When the channel is memorial, the state vector can be extended to multi-tap. When obtaining the multi-tap state vector $\mathit{s}$, we can reshape the state vector to the channel response matrix $\mathit{A}$ and determine its pseudo-inverse matrix as $\mathit{G}={\mathit{A}}^{†}={({\mathit{A}}^H\mathit{A})}^{-1}{\mathit{A}}^H$ if the columns of $\mathit{A}$ are linearly dependent. Besides, the inter-symbol interference can also be mitigated by conventional adaptive equalizers with the least mean squares (LMS) or recursive least squares (RLS) algorithms.

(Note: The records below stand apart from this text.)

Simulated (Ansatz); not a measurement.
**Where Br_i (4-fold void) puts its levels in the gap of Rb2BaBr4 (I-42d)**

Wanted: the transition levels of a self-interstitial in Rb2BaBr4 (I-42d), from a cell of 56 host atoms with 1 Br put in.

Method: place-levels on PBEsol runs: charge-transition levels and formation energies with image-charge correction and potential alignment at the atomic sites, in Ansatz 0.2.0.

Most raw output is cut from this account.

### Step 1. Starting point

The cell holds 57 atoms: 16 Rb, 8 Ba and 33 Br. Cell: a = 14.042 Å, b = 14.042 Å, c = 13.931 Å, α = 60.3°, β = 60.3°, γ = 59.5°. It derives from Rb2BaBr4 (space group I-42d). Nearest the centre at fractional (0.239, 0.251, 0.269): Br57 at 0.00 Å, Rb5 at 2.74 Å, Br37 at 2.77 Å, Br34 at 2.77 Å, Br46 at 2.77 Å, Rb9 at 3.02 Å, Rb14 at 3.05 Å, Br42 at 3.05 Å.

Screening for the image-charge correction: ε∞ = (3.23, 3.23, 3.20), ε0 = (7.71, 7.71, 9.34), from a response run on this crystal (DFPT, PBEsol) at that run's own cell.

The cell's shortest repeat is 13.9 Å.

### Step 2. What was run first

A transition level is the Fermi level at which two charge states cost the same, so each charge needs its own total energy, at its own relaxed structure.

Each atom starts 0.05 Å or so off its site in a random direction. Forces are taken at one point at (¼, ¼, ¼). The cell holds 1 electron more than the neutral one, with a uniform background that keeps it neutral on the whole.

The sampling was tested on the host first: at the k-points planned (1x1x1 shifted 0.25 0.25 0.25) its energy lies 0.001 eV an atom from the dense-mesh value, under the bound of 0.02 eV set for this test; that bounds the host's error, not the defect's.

In this section, we conduct numerical simulations to testify the proposed modified adaptive Kalman filter for joint polarization and phase noise tracking. The simulation system is a conventional polarization-multiplexed coherent 16-QAM optical transmission system established in VPI 9.1. System parameters are shown in Table 1. The block of RSOP is set based on Eq. (2), where the angle $\kappa =2\pi ft$ varies in a sinusoidal form with the scrambling frequency $f$. At the receiver, frequency-domain group velocity dispersion compensation, fourth power FFT-based frequency offset compensation, and match filter are applied before the Kalman filter. The adaptive KF is adopted for polarization de-multiplexing and phase recovery. Both CKF and MKF adopt the covariance matching adaptive algorithm with the initial covariance of 0.5.

We first compare the tracking performance between adaptive CKF and adaptive MKF at different OSNRs, as shown in Fig. 5, where we also compare the performance of the extended CKF (ECKF) and pilot-aided averaging window method (AWM) as a reference, where the ECKF still regards the measurement variable as the transmitted symbols but estimates the Jones matrix and laser phase noise $\varphi (n)$ separately. The AWM inserts three pilot symbols between every 17 symbols and smooths the estimation noise by time averaging. The pilot overhead of AWM is 15%, while for KF the number of training symbols is 100. The overhead of KF is much less than AWM. The scrambling rate of RSOP is 10 MHz and 20 MHz, corresponding to Figs. 5(a) and 5(b), both of which have the linewidth of 100 kHz. The performances are evaluated at the 20% forward error correction (FEC) limit, i.e., the bit error rate (BER) of $2.5\times {10}^{-2}$.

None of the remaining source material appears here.